Far from preparing students to live "authentically," the higher learning in America leaves them unable to perform the simplest task--to prepare a meal or go to a party or get into bed with a member of the opposite sex--without elaborate academic instruction. The only thing it leaves to chance is higher learning. (from the chapter "Schooling and the New Illiteracy")
Or from "The Degradation of Sport"
The uselessness of games makes them offensive to social reformers, improvers of public morals, or functionalist critics of society like Veblen, who saw in the futility of upper class sports anachronistic survivals of militarism and prowess. Yet the "futility" of play, and nothing else, explains its appeal--its artificiality, the arbitrary obstacles it sets up for no other purpose than to challenge the players to surmount them, the absence of any utilitarian or uplifting object. ... What corrupts an athletic performance, as it does any other performance, is not professionalism or competition but a breakdown of the conventions surrounding the game.
You can guess the subject of "The Banality of Pseudo-Awareness: Theatrics of Politics and Everyday Existence." And he even notices that the apotheosis of sex resulted in not just physical but emotional barrenness. (I paraphrase)
His fallbacks are the corrupting power of capitalism and Freudian analytical framework; the latter I can't always make head or tail of. That's probably because I find Freud's infantile/oral/etc framework too giggle-worthy to study seriously. But non-capitalist reformers and theorists come in for their share of blame. And the trends he describes are just as entrenched, if not more so, than when he first wrote it.

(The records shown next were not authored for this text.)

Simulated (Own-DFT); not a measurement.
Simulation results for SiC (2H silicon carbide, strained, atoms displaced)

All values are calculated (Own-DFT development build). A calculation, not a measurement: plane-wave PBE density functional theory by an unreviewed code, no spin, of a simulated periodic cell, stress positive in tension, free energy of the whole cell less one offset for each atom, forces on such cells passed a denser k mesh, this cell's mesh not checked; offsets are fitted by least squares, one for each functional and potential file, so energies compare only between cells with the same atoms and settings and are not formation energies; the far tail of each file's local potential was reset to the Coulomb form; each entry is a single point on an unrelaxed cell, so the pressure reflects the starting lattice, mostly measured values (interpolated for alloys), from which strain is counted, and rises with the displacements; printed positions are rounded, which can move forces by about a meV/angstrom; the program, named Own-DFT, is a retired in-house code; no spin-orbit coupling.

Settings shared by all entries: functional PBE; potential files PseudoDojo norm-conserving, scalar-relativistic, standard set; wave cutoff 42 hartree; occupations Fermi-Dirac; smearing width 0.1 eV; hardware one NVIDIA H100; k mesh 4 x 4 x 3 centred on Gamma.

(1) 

Any prescriptions are implicit: "don't do it this way, de-bureaucratize and devolve authority back." There's no recipe. Which shows appropriate humility, since following recipes got us into some of the trouble.
3 comments:
I've never managed to read this, so I've just ordered a super-cheap paperback copy.
I'm still reading the Chas. Wms. novel about the Tarot cards, by the way, whose name I've forgotten. Somewhat heavy going, but I'm enjoying it.
PS, I guess that was you on Maggie's Farm posting about the anti-Big-Bang review by a string theorist, but there didn't seem to be a link.
I think you'll like it, given what I've read of your posts.